I was envisioning something full of greens to frame a favorite Emily Dickinson poem I had printed years ago in a letterpress class. And I wanted to showcase a tiny and fragile family heirloom: a four-leaf clover. This tiny green shoot, symbol of the luck of the Irish, was given to me by my father, who received it from a neighbor we called Grandma Edie. She had taped the four-leaf clover on a small card to preserve it and then she wrote on the back in her wispy handwriting:
"Found Friday
June 13th 1975
804 South 1st Ave.
Really was
needed."
I love to imagine Grandma Edie that day in 1975. Was she gardening, picnicking, reading in the grass? Did she whoop when she realized what she'd found? Why did she need the luck and did it hold? How long does a four-leaf clover give luck and does it transfer to future hands?
Almost forty years later, this is what came out of my afternoon collaging with friends...

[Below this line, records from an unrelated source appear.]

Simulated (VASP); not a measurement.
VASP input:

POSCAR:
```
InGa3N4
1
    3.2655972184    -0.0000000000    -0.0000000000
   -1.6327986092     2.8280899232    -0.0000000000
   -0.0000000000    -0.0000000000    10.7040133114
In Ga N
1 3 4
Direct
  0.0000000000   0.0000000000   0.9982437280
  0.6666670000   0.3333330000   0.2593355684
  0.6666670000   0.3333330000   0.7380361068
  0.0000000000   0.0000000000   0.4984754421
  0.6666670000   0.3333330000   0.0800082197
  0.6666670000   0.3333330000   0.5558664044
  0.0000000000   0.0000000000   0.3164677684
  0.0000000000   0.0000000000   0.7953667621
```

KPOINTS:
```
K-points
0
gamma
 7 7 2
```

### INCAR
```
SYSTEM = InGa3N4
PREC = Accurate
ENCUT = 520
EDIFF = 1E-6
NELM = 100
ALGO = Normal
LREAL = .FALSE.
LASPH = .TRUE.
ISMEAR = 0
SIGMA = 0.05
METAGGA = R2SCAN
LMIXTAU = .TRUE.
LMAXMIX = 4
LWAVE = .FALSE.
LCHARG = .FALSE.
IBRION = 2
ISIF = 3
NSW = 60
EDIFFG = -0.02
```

I took this photograph of my creation today in the dappled sunshine, rather pleased with my novice attempt to make art out of something other than words. Now the assemblage hangs from its hook in my kitchen and is a daily visual reminder of luck and hope and spring...and that oh-so-beautiful word: revery.
To make a prairie
It takes a clover and a bee.
One clover and a bee,
And revery.
Revery alone will do
If bees are few.
Happy St. Patrick's Day! Happy Almost-Spring!